Ray isn’t a man with his own code of morals though, as he questions how good Wayne Carey is as a person, asking how a man could ‘make a mistake’ by sleeping with his best mates wife. Elsewhere, he says he has no issues with the Mardi Gras, but then spits forth a ‘no homo’-esque string of words when Max says he’s quite an attractive man.
Later, as we see Ray and Max drive Benny (Kane Mason) to a nondescript place, they stop by the side of the road to let Mason to let him go to the toilet. We watch as Ray and Max wait, having a friendly discussion with Benny as he heads back to the car. Swiftly, Ray shoots him multiple times in the back, with Benny crumpling to the ground instantly. A title card states that ‘nobody has reported him missing’, making the dialogue of Ray talking about him being a friend, and ensuring that he didn’t suffer, carry a heavier weight than expected. In these moments, it’s clear that Ray operates in a world of outcasts, of the socially bereft, devoid from any grounded connection with the community at large.
Ben didn’t have to die, but because of Ray’s own internal narrative, he had to. The same internal narrative that stumbles within Ray’s mind also decides the fate for Tony (Ben Walker) – a father, a man with an estranged wife, a man who made errors in his life and whose life hangs in the balance throughout most of the film. Ray thinks aloud about what fate is best for Tony, considering his path for redemption or what may come from being given a second chance. Freedom is a sanctuary, and prison is a fate worse than death. So if he is not worthy of freedom, then death is better than anything else. For Ray, he decides who gets freedom and who doesn’t, and it’s that notional decision making that puts The Magician on a taut tight walk of tension.

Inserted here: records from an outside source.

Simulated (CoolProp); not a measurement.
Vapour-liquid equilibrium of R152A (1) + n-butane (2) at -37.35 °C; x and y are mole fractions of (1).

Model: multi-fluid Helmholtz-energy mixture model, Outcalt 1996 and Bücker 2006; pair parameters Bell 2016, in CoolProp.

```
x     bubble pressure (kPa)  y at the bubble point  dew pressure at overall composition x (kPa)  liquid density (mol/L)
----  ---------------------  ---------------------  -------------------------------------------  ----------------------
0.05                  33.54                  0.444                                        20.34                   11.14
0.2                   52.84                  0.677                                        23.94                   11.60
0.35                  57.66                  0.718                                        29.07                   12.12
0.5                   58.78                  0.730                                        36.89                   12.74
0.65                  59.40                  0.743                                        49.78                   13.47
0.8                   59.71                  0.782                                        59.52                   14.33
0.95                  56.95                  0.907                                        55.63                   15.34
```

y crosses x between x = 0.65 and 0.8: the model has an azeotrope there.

Ray operates within his own version of truth; an argument about whether Clint Eastwood was in The Dirty Dozen or not highlights his stubbornness, with Ray steadfast that he was. He doesn’t care about ‘the truth’, he just wants to be right. It doesn’t matter that he’s clearly wrong, because in his mind, his correctness was never in doubt. He’s not a conspiracy spewing maniac, but you can see how the strings attach him to those who are. What differentiates him from those figures is the fact that we learn who Ray is as a person, and understand why he is the way he is, helping us empathise and understand him.
Yet, this empathy is one that should only be afforded fictional characters. While we adorn Jacob Angeli with social-media infamy, ensuring he lives on in meme-culture, we do so in a manner that seems like mocking and criticism, but instead it feels more like an acceptance and celebration of his actions. And with celebration and deification comes empathy and acceptance. This is the same celebration that we slathered Mark ‘Chopper’ Read with, that Andrew Dominik masterfully deconstructed in 2000. This is the same celebration that the Australian perpetrator of the Christchurch massacre in 2019 sought, but was denied by the world.
The path to celebrity, infamy, and a status akin to being a God, comes from many avenues, and one of those paths is violence. Whether it be online hate speech, insurrections, or self-recorded acts of criminality, the chaos that criminals choose to wreak on the world can lead them to becoming spokespersons on nightly news. Authors of their own destiny and having some kind of authorial authority approved by the media at large. These people, predominantly men, don’t see their actions as illegal, but rather the only path to justice for them, and we have continually allowed it.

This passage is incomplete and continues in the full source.